When it comes to diverse voices across film, TV and streaming, “it’s not enough to make one thing,” said Emmy winning Master of None EP Alan Yang at this morning’s CAA Amplify conference, “you’ve got to make that show better than all the other shows out there, it has to be the best.”
“When you get that freshness chance, put everything and make something as big as Black Panther,” said Yang about raising the volume among diverse artistic voices in Hollywood, “We gotta make news. Make it specific and true to who you are.”
Yang sat with Love & Basketball and upcoming Silver & Black director Gina Prince-Bythewood about their inspirations in burning their trails in the industry and how they overcame hurdles.
Following them in a separate session was filmmaker Jon M. Chu who told the crowd that after directing such successful movies as G.I. Joe: Retaliation and Step Up 2, he had an epiphany — and found it on Twitter.
Chu began saw his contemporaries like Yang, Daniel Dae Kim and Constance Wu sounding off on the lack of Asian leads in projects.

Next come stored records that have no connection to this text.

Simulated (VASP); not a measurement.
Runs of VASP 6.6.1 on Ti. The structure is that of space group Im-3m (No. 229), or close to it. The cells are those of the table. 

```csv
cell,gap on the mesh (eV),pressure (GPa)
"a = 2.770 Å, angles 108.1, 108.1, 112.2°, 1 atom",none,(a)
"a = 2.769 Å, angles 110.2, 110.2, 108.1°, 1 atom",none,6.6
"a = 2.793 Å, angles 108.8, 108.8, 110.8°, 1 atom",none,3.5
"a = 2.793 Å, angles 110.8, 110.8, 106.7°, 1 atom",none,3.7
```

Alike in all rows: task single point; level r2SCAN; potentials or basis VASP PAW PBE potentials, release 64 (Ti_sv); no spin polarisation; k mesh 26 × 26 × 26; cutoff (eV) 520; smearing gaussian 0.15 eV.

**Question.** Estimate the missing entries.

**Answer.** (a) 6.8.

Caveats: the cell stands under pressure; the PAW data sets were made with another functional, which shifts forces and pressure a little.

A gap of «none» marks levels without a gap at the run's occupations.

“I realized, what am I doing about it?,” said Chu. For years, not only was he lucky to have arrived in Hollywood, “but for the first time I earned the right to be here” and “I didn’t just have a voice, but a message, I have this power to change.”

That village propelled Chu to direct the feature adaptation of Kevin Kwan’s novel Crazy Rich Asians, the first studio release starring Asians since 1993’s The Joy Luck Club due out this August.

Said Yang about Asian Americans on screen, “We don’t have leads. We have Steven Yeun and John Cho, but when was the last time you saw an Asian male romantic lead? The lead is the one who struggles and overcomes obstacles. The last time an Asian dude kissed a woman was in Harold & Kumar.”
When it comes to cultivating more diversity in entertainment, Yang was asked about his Emmy-winning speech in which he encouraged Asian parents to drop more cameras in their kids’ laps as inspirations than violins. It goes both ways: Not only does the industry have to open doors, but parents need to encourage their kids as well.
When Yang left college to pursue screenwriting, “My parents didn’t know what I was doing. They were killing themselves to support me,” said Yang, “but they gave me the freedom to at least try.”
Chu received great encouragement from his parents when they bought him a video editor from Sharper Image. He promised his parents that he’d edit all their family vacation videos together as a trade off for the video-editor. He did so, showed them his first video project in 1991, reducing them to tears. Chu knew from that moment he wanted to be involved in filmmaking.
Prince-Bythewood, who was adopted as a child, found inspiration in the sitcom Different Strokes growing. “I never found myself reflected on TV, until then. I said ‘Oh My God,’ that’s my life. It was huge for me, and that’s a drive in my life now” said the filmmaker about bringing female African American voices to the big and small screen.
Prince-Bythewood detailed that when it came to expressing her voice in cinema she stuck to her guns. She told the crowd at the Ojai Valley Spa a story about how she was prodded by her agent years ago to take a job to fix a film; one that she felt at that time painted African Americans in a stereotypical light. Before heading out for the interview, her husband tried to convince her not to take the job. It was everything Prince-Bythewood already knew.
At the meeting “It was all these black characters, white executives and a white director. They said that my ideas were so smart and so good, but that (the project) wasn’t my audience. I was shocked,” said the filmmaker who from that point on was determined to write her first feature Love & Basketball which was further developed at the Sundance Writers workshop. Prince-Bythewood is the first female director of color to helm a Marvel superhero property in Sony’s Silver & Black.
“To tell our stories, ones that focus on black women are the hardest,” said Prince-Bythewood who told Sony executives that she’s definitely casting a black actress in Silver & Black, a demand that they’re completely on board with.
The moderator raised a question about whether Prince-Byethewood and Yang ever faced in backlash in the industry as more diversity occurs behind the camera.
“I don’t believe any of that, you’re losing out to people like you,” said Yang, “(Others) aren’t losing out to women or persons of color, that’s not the case. It’s been literally 100 years in our industry of the opposite.”
“I never saw another Asian writer in the writers’ room until my show,” said Yang.
In regards to expanding the bench for diverse voices, Yang said, “It’s about the next generation. Make it a point to hire a diverse writing staff. I think we have one white guy on the writing staff and the show came out fine.”